UPDATED 18:51 EST / JANUARY 25 2018

EMERGING TECH

Facebook built an AI that enables full-body augmented reality experiences

Augmented reality apps have been tracking and altering faces for years, but Facebook Inc. wants to take the technology one step further by developing tools that can layer AR content over an entire person.

The Facebook AI Camera Team wrote on the company’s research blog today that bodies are much more difficult to track than faces.

“To replace the entire body with an avatar, we will need to accurately detect and track body movements in real time,” said Facebook’s researchers. That’s quite challenging because of the large variations in poses and identities.

“A person might be sitting, walking or running,” they said. “She or he might be wearing a long coat or shorts. And a person is often obstructed by other people or objects. All of these factors dramatically increase the difficulty of a robust body tracking system.”

Facebook solved this problem by retraining its own computer vision technology, which it already uses to fight revenge porn and to recommend friends to tag in uploaded pictures. The company taught a neural network to recognize different body poses and to distinguish between a person and the background behind them, allowing AR animations to be anchored to the proper body parts much like an animation rig in 3D animation.

Body tracking is not an entirely new technology, but what sets Facebook’s accomplishment apart is how small it managed to shrink its program. The company’s AI research team boasted that the program takes up “only a few megabytes” of storage space and can run in real time on modern smartphones. This is good news for AR developers who don’t want to limit their apps to high-powered devices with external computing devices, such as the recently unveiled Magic Leap.

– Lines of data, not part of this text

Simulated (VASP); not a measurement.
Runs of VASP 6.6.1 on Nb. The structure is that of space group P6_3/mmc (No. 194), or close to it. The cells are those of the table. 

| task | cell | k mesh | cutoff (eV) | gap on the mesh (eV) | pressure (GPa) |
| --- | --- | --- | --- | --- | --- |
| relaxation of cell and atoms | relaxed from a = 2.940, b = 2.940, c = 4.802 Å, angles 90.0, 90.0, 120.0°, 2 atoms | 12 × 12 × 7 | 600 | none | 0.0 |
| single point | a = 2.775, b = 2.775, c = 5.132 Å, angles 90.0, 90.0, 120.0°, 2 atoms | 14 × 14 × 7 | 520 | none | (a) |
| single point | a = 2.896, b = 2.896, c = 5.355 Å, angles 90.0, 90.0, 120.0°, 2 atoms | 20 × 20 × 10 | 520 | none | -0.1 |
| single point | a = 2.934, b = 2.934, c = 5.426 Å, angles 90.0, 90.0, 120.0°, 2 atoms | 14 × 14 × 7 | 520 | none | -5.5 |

The team admitted that their model is still in the research phase with a lot of room for improvement, but they added that their body-tracking technology could open up a number of new possibilities for AR content “such as creating body masks, using gestures to control games, or de-identifying people.”

“Developing computer vision models for mobile devices is a challenging task,” the team said. “A mobile model has to be small, fast and accurate without large memory requirements. We will continue exploring new model architectures which will lead to more efficient models.”